Individual Counselling can provide a different perspective on a situation you have been considering or struggling with for a while, and many people find it helpful to speak with someone who is outside of the challenging situation. Individual Counselling support can assist you in identifying the barriers to achieving your goals and resolving life challenges to help you make more purposeful and fulfilling life choices in relationships, employment, lifestyle, and health.


With support to become more mindful of self sabotaging thoughts and behaviours and learning strategies to manage these, you can regain your sense of control in life, strengthen your confidence, and ensure you are moving towards your chosen life path.

Couples Counselling


Couples Counselling can support a couple to identify their major challenges and the impact of these on their relationship, along with goals to work towards to resolve these. Each partner is supported to express their concerns to the other to be heard and understood. In this way, a couple can learn communication skills to assist in problem solving and having their needs met in future.


Each hour long session focuses on a topic to improve the relationship between a couple including communication skills, problem solving and identifying barriers to trust. Couples Counselling is not about who is to blame or who is right and wrong. It is about looking for ways to grow as a couple and making changes on both sides to improve the relationship. While the topics discussed can be challenging at times, practicing the skills learnt between sessions and focusing more on progress made towards a happy relationship rather than problems that arise is key.

Parent/Teen Relationship Counselling

Family conflict can involve physical or emotional abuse. Emotional abuse can include constant put downs and arguing, criticism, acting superior, minimising the impact of abuse, and blaming others for their behaviour, threatening and intimidating others, making unrealistic demands, lying, excessive jealousy, and controlling behaviours which can make a family feel isolated.

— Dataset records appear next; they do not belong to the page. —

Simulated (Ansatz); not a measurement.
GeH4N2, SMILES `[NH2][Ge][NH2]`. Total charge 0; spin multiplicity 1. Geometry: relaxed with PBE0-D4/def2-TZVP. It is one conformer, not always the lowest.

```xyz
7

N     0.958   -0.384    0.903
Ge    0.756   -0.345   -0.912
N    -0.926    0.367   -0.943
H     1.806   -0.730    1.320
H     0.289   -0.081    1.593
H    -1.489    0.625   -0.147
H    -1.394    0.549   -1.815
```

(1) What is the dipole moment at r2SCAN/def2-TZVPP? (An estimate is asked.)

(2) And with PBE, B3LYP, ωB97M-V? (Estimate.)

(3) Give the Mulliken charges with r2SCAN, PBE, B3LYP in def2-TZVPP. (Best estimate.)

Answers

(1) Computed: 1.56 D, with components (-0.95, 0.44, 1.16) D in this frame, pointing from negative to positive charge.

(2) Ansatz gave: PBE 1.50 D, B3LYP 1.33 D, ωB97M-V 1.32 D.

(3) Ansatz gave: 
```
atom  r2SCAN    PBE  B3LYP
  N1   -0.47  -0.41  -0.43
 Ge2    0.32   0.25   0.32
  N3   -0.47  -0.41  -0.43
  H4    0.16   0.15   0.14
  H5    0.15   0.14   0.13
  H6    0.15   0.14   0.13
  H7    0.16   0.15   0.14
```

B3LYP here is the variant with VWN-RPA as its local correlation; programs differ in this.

Parents may respond to such behaviours through denial, blaming themselves for their child’s behaviour, experiencing fear and anxiety in the home, sadness, anger, resentment, disappointment, or a sense of helplessness or incompetence as a parent, along with experiencing emotional fatigue from constantly defending yourself. This can result in “walking on eggshells” around the home, taking on responsibilities that should belong to the child, being inconsistent with house rules and consequences due to fear of an outburst, giving in when pressured, or becoming angry and returning the verbal abuse towards the child. A pattern of expecting negative behaviour can be created, and parents may struggle to see the child’s positive behaviour.


Counselling support can help a family to restore safe and respectful relationships through increasing empathy for the impact of behaviours on others and a sense of accountability for one’s behaviours. Strategies to identify and challenge unhelpful thought patterns, promote respectful communication with others, and self-calming skills can rebuild positive family relationships.

How we look at the past 

has a massive impact on what we see.